Question

Suppose two players play a traditional Russian Roulettes game. One bullet is put into a 6-revolver and the barrel is randomly spun so that there is equal chance for each chamber to be under the hammer. Two players take turns to pull the trigger against themselves until one kills him or herself. Under such rules, would you rather go first or second? What’s the probability of survival to go first?

b) Now the rule is changed, the barrel gets spun after each shot. Now would you rather go first or second? What’s the probability of survival for each choice?

c) Suppose two bullets instead of one are randomly put into the chamber. Your opponent went first and survived the shot. Now you are given the chance to spin the barrel. Should you do it or not?

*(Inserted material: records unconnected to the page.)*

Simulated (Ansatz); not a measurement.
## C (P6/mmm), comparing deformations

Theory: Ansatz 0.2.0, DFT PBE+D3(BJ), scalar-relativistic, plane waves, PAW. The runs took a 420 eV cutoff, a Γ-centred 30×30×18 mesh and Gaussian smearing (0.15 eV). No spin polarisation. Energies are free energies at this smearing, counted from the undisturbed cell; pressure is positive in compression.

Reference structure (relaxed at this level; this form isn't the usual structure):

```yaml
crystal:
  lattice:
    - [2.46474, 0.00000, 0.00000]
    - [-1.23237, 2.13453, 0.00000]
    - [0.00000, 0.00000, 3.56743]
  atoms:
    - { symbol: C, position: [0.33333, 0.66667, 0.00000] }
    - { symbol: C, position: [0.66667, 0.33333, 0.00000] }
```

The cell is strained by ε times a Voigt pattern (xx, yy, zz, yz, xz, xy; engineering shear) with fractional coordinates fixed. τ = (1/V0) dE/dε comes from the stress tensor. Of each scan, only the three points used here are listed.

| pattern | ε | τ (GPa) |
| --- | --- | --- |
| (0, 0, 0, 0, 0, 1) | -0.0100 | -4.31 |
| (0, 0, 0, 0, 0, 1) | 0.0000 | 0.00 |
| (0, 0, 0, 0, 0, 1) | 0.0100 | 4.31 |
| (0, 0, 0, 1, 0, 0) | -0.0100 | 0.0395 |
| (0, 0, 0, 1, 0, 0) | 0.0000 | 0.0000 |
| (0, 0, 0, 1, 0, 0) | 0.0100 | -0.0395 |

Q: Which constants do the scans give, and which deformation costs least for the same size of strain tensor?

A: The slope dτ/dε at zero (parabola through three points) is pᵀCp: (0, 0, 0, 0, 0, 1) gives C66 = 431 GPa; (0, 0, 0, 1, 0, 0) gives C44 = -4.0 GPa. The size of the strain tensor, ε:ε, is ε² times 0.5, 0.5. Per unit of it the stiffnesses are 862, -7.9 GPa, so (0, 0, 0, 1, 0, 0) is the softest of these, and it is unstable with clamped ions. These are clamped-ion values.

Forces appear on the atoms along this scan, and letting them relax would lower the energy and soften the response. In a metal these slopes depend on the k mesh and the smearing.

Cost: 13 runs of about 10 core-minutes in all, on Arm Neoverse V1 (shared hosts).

d) What if the two bullets are consecutively put into the chamber and the barrel is spun (i.e. two bullets are next to each other), should you spin again after your opponent survived the first round?

Answer 1

a) One bullet is put into a 6-revolver and the barrel is randomly spun.Two players take turns to pull the trigger against themselves until one kills him or herself. Under such rules, would you rather go first or second? What’s the probability of survival to go first?

The problem can be solved by calculating the probability of survival for the choices.

First, consider the odds of survival if the cylinder is spun. The cylinder is equally likely to stop at any of the six chambers. One of the chambers contains the bullet and is unsafe. The other five chambers are empty and you would survive. Consequently, the probability of survival is 5/6, or about 83 percent.

Next, consider the odds if the cylinder is not spun. As the trigger was already pulled, there are five possible chambers remaining. Additionally, one of these chambers contains the bullet. That leaves four empty or safe chambers out of five. Thus the probability of survival is 4/5, or 80 percent.

Next As the trigger was already pulled twice, there are four possible chambers remaining. Additionally, one of these chambers contains the bullet. That leaves three empty or safe chambers out of four. Thus the probability of survival is 3/4, or 75 percent.

Next time the probability of survival will be 2/3 or 66.66 percent.

5th shot will have survival probability of 1/2 or 50 percent.

6th will have survival probability 0 percent.

In case of  to pull the trigger against themselves until one kills him or herself. The best choice is to have higher survival probability.

If you start first, survival Probability for each shot you will have 3 shots to survive : 83\75\50

If you start second, survival Probability for each shot you will have 3 shots to survive : 80\66\0.

I would go first as it has higher probability of survival.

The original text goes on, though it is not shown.